To his credit Moore, in his customary, simple way, does give us a brief history lesson on post-WWII Capitalism vs. the Capitalism of the last thirty years that we have come to know and despise. This is important for a generation that has known no other form of Capitalism than the present one which is not dissimilar to that of the mid-19th century, inspiring Marx to write “Das Kapital.”

There are surprising moments in this film. A gun-toting farmer, strong supporter of the second amendment, calls for revolution. He describes the crisis of the moment as the difference between “…those with nothing and those that have it all.” Then along comes a firm called “Condo Vultures.” Yes, I’m not making it up, there’s actually a company by this name that swoops in on foreclosed homes and sells them to the “bottom feeder,” as the CEO of the company called his clients. This same CEO quipped, “People ask: ‘What’s the difference between you and a real vulture?’ Simple—I don’t vomit on myself.” (laughs.)

Switching between predator and prey, Moore then focuses on the intrepid workers in Michigan. When Republic Windows and Doors closed their business and fired them they fought back. They stage a siege of the plant for several days. Community members show up with food and water. In the end, the protestors ostensibly win when Bank of America awards them six thousand dollars each after refusing to lend the company enough money to meet payroll. But this is not the whole story. Though it was in the mainstream press, no one in the film speaks of the CEO who ran off with the equipment, then tried (and ultimately failed) to reopen in another state with a cheaper overhead. Nor does anyone question the Gulliver-like proportions of Bank of America’s Lilliputian offering in comparison to its bailout financed resources. We are left with this as a victory for The People when it is actually further proof for Moore’s own claim that “Capitalism trumps Democracy.”

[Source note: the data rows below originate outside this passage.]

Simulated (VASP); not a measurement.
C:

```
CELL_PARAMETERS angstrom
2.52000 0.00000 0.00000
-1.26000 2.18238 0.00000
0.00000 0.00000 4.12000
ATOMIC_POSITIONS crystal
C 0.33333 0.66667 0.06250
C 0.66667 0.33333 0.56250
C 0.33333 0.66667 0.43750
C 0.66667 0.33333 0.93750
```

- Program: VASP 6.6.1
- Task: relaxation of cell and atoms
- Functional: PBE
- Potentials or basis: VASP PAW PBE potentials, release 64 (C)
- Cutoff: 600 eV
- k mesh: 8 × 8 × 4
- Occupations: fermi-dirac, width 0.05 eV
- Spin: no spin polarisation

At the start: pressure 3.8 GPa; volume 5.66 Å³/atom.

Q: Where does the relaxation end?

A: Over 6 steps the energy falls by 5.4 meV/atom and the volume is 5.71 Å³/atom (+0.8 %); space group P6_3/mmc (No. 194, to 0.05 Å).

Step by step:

Each of the sequences in this film has enough investigative potential to be expanded into a full-length documentary. But Michael Moore is painting with a broader brush and for this he can be forgiven for having left out important facts and questions. He has done much research. But it often seems that he, and his research team, spend a lot of time on line and watching the Daily Show.

Statistics are the gore of this political horror film and Moore is good at personalizing a problem by translating statistics into individuals—just as the idea of Death is never more effective than the sight of someone being brutally murdered in Technicolor. The pervasiveness of how duped we Americans are, how ripped off, seduced, exploited, abused and sodomized, is presented in varied scenarios which challenge the idea that we live in a free country. Starting with the imprisonment of adolescents for minor offenses, some not even worthy of prosecution, for profit, we are then apprised of the astoundingly low salaries paid to commercial airplane pilots and, most incredible, the demonic practice of corporations taking out life insurance policies on their employees without their knowledge, naming themselves as beneficiary so that loyal workers are worth more to their bosses dead than alive. None of the money goes to surviving family members. To underscore how sordid this practice is, we’re told it’s referred to by the medieval term: “Dead Peasant’s Insurance.” Surviving family members are asked what they think of this.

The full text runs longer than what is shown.